Buildbot Performance

Sun May 16 14:48:09 UTC 2021

In terms of the ratio of vCPUs to GB of RAM, 1:1 isn’t totally unreasonable. However, we should also reserve 2 GB of RAM for the OS, including the disk cache. So perhaps 6 vCPUs would be a better choice.

As for the total physical CPUs available on our Xserves, here’s the rub: While hyperthreading does provide some benefit, best-case it generally only provides 50% more headroom. And sometimes it’s as low as 25%.

So if we assume best-case, our Xserve’s only provide the processing power of 12 CPU cores, when accounting for hyperthreading. So even if only two builders are active, we’re already well overcommitted on CPU. And with three or more going, I’d bet the hypervisor is spending more time on scheduling and pre-emption, than actual processing time.

By way of comparison, I’m running on a modest 2008-era MacPro, with only eight physical CPU cores… and no hyper threading. Plus the Xeons in my MacPro are one major generation behind the Nehalem-based CPUs on our Xserves. Yet, my port build times are anywhere from 2x to 10x faster than we’re seeing on our builders. (And no, that’s not an exaggeration.)

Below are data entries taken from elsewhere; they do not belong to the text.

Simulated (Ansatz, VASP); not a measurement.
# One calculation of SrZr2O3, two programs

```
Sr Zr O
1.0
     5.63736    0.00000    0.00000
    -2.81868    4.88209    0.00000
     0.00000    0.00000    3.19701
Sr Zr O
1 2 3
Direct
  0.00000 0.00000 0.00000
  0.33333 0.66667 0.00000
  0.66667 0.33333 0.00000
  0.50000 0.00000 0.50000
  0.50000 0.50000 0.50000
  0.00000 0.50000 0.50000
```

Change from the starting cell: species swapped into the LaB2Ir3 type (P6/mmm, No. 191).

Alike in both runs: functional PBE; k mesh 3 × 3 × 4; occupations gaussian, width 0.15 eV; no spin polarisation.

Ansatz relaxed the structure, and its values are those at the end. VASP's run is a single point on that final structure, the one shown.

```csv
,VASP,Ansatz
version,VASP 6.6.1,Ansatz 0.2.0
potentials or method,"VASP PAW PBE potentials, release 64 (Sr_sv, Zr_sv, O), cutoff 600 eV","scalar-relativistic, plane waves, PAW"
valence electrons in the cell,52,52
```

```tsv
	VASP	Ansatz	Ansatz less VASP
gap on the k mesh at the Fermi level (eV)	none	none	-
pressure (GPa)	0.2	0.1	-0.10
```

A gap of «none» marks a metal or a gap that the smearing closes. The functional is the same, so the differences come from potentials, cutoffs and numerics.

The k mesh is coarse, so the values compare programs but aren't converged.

So we need to do something, as the buildbots simply can’t keep up.

Upgrading them to six-core Xeons would absolutely help, for sure. But I’m quite certain that we could also improve the situation, by reducing the level of CPU overcommitment. And reducing the vCPUs per VM would help, as we simply don’t have the physical CPU power to support eight/VM.

> On 2021-05-16-S, at 00:13, Ryan Schmidt <ryandesign at macports.org> wrote:
> 
>> On May 14, 2021, at 07:12, Christopher Nielsen wrote:
>> 
>> Since we’re overcommitting on CPU, I’m wondering if it would make sense to reduce the vCPUs in each VM to 4? In addition to reducing any swapping, that might also reduce the hypervisor context-switching overhead, and improve build times somewhat. (It’s been awhile, but I think (?) there might be additional hypervisor overhead from overcommitment.)
> 
> My assumption is that that would have the opposite effect.
> 
> Not all commits or forced builds result in builds on every builder. Some ports are marked as known-fail on some OS versions; others aren't marked but still fail on some OS versions. And because of the way we currently have distfile mirroring set up, all builds trigger a mirror task, even if distfiles are already mirrored, so often several builds are waiting for mirroring tasks to complete. We want to use as many CPUs as possible so builds finish as quickly as possible. If we only end up starting one build, for example, we want it to use 8 CPUs. No point using only 4 CPUs and leaving the rest idle.
> 
> Using only 4 CPUs but still using 8 GB RAM would convey an assumption that each compile job needs up to 2 GB RAM. If that is a valid assumption, fix it in MacPorts base. It currently assumes one compile job needs up to 1 GB RAM. That assumption was coded a long time ago, but I think it's probably still close to the truth. There are a few ports where that assumption is not true, like tensorflow. We should enhance base to allow ports to override the assumption, like https://trac.macports.org/ticket/62554.
> 
> Yes I'm sure overcommitment has some kind of overhead in the hypervisor. My assumption is that the developers of the hypervisor are smart and that the amount of overhead is small.